Albert Francis Hegenberger
Hegenberger made his first blind solo flight around Dayton on a sunny Sunday morning in May 1932. The airplane buzz disturbed churchgoers, including Orville Wright. But Hegenberger was cruising Montgomery County at 5,000 feet listening to a church program on WLW, Cincinnati, because he felt guilty that he was not in church. History couldn’t wait, though, and in the cloudless blue sky he was nearer to God than anyone bound to Earth.
- In 1919 he went to McCook Field, Ohio, where he developed and tested flight instruments and taught the first course in navigation.
- Received the Mackay Trophy in 1927 for his Lester Maitland “Bird of Paradise” flight from San Francisco, California to Hawaii.
- On May 9th, 1932 made the first complete solo blind flight from take-off to landing for which he received the Collier Trophy.
- Created the first fully automatic flight system.
- Led the 2nd Bomber Command, 21st Bomb Wing during World War II.

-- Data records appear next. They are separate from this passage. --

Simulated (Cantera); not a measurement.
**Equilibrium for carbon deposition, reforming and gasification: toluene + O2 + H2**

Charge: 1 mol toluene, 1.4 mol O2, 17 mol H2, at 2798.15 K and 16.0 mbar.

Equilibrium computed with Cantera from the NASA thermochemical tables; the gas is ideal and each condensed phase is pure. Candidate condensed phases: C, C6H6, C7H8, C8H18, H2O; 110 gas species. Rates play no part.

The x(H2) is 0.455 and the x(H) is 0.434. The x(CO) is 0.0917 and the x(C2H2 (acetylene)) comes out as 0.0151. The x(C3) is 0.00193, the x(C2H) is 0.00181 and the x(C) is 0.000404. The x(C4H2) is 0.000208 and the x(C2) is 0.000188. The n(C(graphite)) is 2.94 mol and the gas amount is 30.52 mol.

- Was chief of staff of the 2nd and 14th Air Forces and commanded the 10th Air Force.
- Helped develop an atomic explosion detection system in 1948.
Hegenberger enlisted in the aviation section of the Signal Corps in 1917 while attending the Massachusetts Institute of Technology and earned his wings, as well as a commission in the Army in 1918. He served for the remainder of World War I as a flight instructor.
Upon graduation from M.I.T. in 1919, Hegenberger received orders to McCook Field, Ohio, where he developed and tested flight instruments and taught the first course in navigation. After serving in Hawaii, he went to Wright Field, Ohio and planned a flight to Hawaii in the Bird of Paradise with Lt. Lester J. Maitland. After taking off from San Francisco on June 26th, 1927, his Earth inductor compass and navigation radio failed. He used dead reckoning and celestial navigation to complete the first flight to Hawaii, a feat for which he received the Mackay Trophy. After developing a blind flight system at Wright Field, Hegenberger accomplished the first official solo blind flight on May 9th, 1932. This remarkable achievement earned him the Collier Trophy. Later Hegenberger invented a fully automatic flight system. After completing the Tactical and the Command and General Staff Schools, he served with the various Air Corps units in Hawaii. In World War II, Hegenberger served with the 21st Bomb Wing, led the Second Bomber Command, became Chief of Staff of the 2nd and 14th Air Forces, and commanded the 10th Air Force. After the war, he commanded the 1st Air Division of the Far East Air Force, was Chief of Special Weapons in Air Force Headquarters, served as Assistant for atomic energy to the Chief of Staff and in 1948, helped develop an atomic explosion detection system.
Albert Hegenberger died on August 31st, 1983, but his legacy lives on.